OSC Releases Decision on Timely Disclosure of Merger Negotiations 

On January 14, 2008, the Ontario Securities Commission (the “OSC”) released its much anticipated decision in the matter of AiT Advanced Information Technologies Corporation (“AiT”), Bernard Jude Ashe and Deborah Weinstein relating to the timing of disclosure of merger discussions. The case was followed closely by M&A practitioners because of concerns that the OSC decision might significantly change established market practice regarding the timing of disclosure of merger negotiations.

While the decision does not create a bright-line test for determining the appropriate time to announce an M&A transaction, it supports the established practice of disclosing such a transaction only once both parties are clearly committed to the transaction and there are no remaining material issues to be settled between the parties, such as due diligence, board or other internal approvals, or material business terms.

The decision was issued following a complaint by OSC staff against AiT in the context of its 2002 merger with 3M Canada (“3M”). AiT commenced a strategic review process that resulted in 3M expressing an interest in acquiring AiT. After initial discussions, 3M indicated to AiT that it was prepared to acquire AiT at a specified price. At a board meeting held on April 25, 2002, the AiT board allegedly approved the specific price put forward by 3M and decided, subject to receiving an acceptable fairness opinion and being satisfied with all of the other elements of the transaction, to recommend the transaction to its shareholders. The parties then signed a non-binding letter of intent on April 26, 2002, which contained a typical 30-day no-shop and exclusivity period and was subject to customary conditions, including 3M being satisfied with its due diligence and the parties executing a definitive agreement. Following inquiries received by AiT with respect to unusual trading in its shares, it issued a press release on May 9, 2002, stating that it was exploring strategic alternatives but did not mention any negotiations with 3M or the price that its board had allegedly approved and recommended. Following completion of 3M's due diligence and further negotiations, the AiT board received a fairness opinion from its financial advisor, and on May 23, 2002, the parties executed a definitive agreement and issued a press release announcing the transaction.

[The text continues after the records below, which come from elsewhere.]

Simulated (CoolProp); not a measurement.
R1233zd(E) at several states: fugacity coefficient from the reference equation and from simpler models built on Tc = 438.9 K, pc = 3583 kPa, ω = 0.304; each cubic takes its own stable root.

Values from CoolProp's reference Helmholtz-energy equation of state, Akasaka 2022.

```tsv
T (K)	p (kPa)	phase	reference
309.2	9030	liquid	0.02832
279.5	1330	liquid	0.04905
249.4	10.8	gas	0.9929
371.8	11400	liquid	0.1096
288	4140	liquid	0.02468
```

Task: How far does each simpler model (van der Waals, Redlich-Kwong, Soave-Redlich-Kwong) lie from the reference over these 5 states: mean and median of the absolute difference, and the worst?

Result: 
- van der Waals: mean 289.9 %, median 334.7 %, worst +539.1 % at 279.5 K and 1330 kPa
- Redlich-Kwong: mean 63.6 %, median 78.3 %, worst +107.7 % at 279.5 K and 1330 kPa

OSC staff took the position that disclosure of the merger negotiations by AiT was required prior to the signing of the definitive agreement. This position was based on staff's view that a “material change” had taken place at the April 25 board meeting at which the AiT board agreed to the price and to recommend the transaction to its shareholders, despite the conditionality of the transaction at that time. In support of its position, OSC staff relied in part on the minutes for the April 25 board meeting. Staff also alleged that entering into the April 26 letter of intent between AiT and 3M was a material change that triggered AiT's disclosure obligations.

In its decision, the OSC concluded, after an in-depth analysis of the facts and evidence, that there was no material change in the business, operations or capital of AiT as a result of the merger discussions with 3M prior to the signing of the definitive agreement, and that AiT was therefore not required to make timely disclosure of its negotiations with 3M prior to that time.
In reaching its conclusion, the OSC clearly recognized the distinction between a material change (which must be immediately disclosed) and a material fact (which does not) recently made by the Supreme Court of Canada in Kerr v. Danier Leather Inc., and confirmed that the assessment of whether a material change has occurred depends on the specific facts and circumstances of each situation. In the OSC's view, there is no “bright-line” test for such determination. Where the transaction is speculative, contingent and surrounded by uncertainties, a commitment from one party to proceed with a transaction is not sufficient to constitute a material change. In order for public disclosure to be required, it is instead necessary to establish that there is sufficient commitment from both parties to the transaction to proceed and a substantial likelihood that the transaction will be completed.

A material change includes a decision to implement such a change made by the board of directors of an issuer. In this case, the OSC disagreed with staff's allegation that the AiT board had made a decision to implement the transaction at its April 25 board meeting, stating that a decision by a board of directors of an issuer to pursue a potential transaction that is not yet within its control to put into effect (and therefore is not capable of achievement) would not ordinarily be a material change in the business, operations or capital of an issuer at that point in time, unless the board has reason to believe that the other party is also committed to completing the transaction.

The OSC also found that the board minutes for the April 25 meeting, which were prepared several weeks after the board meeting as a “clean-up” item in connection with the mailing of the proxy circular and by a lawyer who was not present at the meeting, did not properly convey the substance of the discussions and resolution of the AiT board. This highlights the importance of keeping an accurate record of the decisions and discussions that take place at board meetings, particularly in the context of M&A negotiations.